According to the AJC, a member of the Doraville City Council has signed a petition urging GDOT to stop the incredibly costly plans for expanding the top end of I-285 to add new capacity for toll lanes. And it’s easy to understand why. 

In fact, it’s stunning that in 2019 we’re still trying to “ease traffic” in Atlanta by adding the exact thing that’s inducing all the car trips: road capacity.

With the region’s population growing, it’s likely that this new road capacity will be filled in 5 years through induced demand. As a City Lab piece reported not long ago: “The danger of induced demand lurks in any sort of highway expansion, even one that makes use of toll lanes…many highway expansions in the U.S. are tolled expressways, yet exhibit the same problems that non-tolled expressways do:…more traffic.”

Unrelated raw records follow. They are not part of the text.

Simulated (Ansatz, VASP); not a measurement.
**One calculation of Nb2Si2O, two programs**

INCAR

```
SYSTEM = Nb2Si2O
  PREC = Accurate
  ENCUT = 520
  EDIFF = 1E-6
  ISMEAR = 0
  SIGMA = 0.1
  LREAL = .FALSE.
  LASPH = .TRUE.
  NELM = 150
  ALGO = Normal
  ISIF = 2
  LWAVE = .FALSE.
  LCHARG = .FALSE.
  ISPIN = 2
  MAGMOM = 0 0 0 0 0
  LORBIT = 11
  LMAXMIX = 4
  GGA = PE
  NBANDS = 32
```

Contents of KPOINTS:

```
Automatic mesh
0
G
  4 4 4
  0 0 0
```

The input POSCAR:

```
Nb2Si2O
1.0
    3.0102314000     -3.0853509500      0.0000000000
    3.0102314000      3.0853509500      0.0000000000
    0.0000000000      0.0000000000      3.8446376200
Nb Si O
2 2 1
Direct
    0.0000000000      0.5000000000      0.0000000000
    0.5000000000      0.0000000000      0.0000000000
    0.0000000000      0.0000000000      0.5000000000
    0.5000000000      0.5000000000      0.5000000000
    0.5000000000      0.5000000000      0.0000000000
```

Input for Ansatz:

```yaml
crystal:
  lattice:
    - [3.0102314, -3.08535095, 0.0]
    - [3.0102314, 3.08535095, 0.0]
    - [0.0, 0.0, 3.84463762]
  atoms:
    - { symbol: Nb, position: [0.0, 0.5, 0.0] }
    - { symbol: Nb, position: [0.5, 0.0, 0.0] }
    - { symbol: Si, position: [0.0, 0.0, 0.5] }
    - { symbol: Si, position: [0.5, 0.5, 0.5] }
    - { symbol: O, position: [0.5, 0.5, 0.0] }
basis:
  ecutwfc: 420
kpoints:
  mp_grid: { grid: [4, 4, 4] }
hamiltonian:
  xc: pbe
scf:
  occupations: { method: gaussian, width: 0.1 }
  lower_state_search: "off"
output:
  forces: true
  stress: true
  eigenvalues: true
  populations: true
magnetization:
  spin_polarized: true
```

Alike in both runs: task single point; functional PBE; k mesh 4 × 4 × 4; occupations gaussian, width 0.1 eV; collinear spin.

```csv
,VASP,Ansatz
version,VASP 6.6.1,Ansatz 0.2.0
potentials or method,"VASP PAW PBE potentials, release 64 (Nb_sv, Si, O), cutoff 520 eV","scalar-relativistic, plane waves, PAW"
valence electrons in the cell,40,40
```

And that’s a very costly mistake to make – more costly, perhaps, than we’ve been led to believe. 

That $4.6 billion price tag may not even be half the amount the public is really spending for this. 

An insider with the state recently sent us a tip to check out the full spreadsheet of spending on this top-end 285 project. Local media (including this linked AJC article) keeps saying that the price tag is $4.6 billion. 

But if you look at the spreadsheet for spending and add up the rows for “Top end 285.” $4.6 bil only accounts for state spending. It appears that most of the public funding for the project is federal, and the grand total looks to be over $11 billion. We contacted an AJC reporter and he replied that he was using the $4.6 bil figure because that’s what’s listed on the GDOT press release and that he’s looking into it. (NOTE: see the edit at the bottom of this post for a correction on this.)

This number isn’t confirmed yet, but as of now it appears that the public is on the hook for over $11 billion with this effort to ease car commutes in the northern suburbs of Atlanta – an effort that will likely increase the number of car trips being made to job centers. 

With this 285 plan, we’re shifting car traffic to added lanes and bringing more cars into employment centers like Sandy Springs, Buckhead, Midtown, and Downtown that are served by transit. Instead, Georgia should be investing in a major expansion of commuter buses (and in local transit agencies) so that we can shift people to more efficient forms of mobility.

Georgia could stand to dedicate more funding annually to transit. 

Imagine if we spent those billions of dollars on transit for the region instead. According to an ARC report in 2017, Atlanta Regional Commission, the state spends about $14.5 million annually on transit – much of it for Xpress bus service in the metro area (the rest is used to match federal grants). 

This means that in 2017, Georgia ranked 37th in state spending per capita and 45th in spending per transit trip – significantly below the national average. Which is a shame for a state that houses one of the ten most populous regions in the U.S. 

Also, it appears that The ATL, the organization that now oversees transit in the region, has no funding beyond simple operations. That should change. And so should our general attitude about spending and planning for transportation.

It’s ridiculous that GDOT is able to use several billion public dollars to benefit car commuters in the wealthy northern suburbs — and generate more car trips in the process — with no referendum needed, and no local match needed. Meanwhile, transit projects that are helpful for meeting our climate goals and for supporting better land use have to jump through 100 hoops. It should be the other way around.

Here’s the petition against the I-285 expansion:

https://www.change.org/p/georgia-department-of-transportation-stop-the-i-285-top-end-express-lanes-project


EDIT: Big thanks to David Wickert, an AJC reporter who’s been doing some research on the true cost of this toll lane project on the top end of I-285.

He writes to us in an email:
“I have an answer from GDOT. The $4.6 billion they’re using is the construction cost. The figures the ARC is using (including, by my math, the $11.2 billion figure in the update latest ARC transportation improvement plan spreadsheet you linked to) includes operating and maintenance costs over the first 20 years of the project.”

So…it looks like the tip that was sent to me was a bit faulty. The construction cost for the toll lanes is fact the lower $4.6 billion that the media has been using. The $11.2 billion cost is what the public will pay over a 20 year period for construction + operation + maintenance of the lanes.

The tip wasn’t completely wrong. The public is definitely on the hook for a ridiculous $11.2 billion for the top end of 285 for the sake of car commuters in the northern suburbs, it’s just happening over a 20 year period.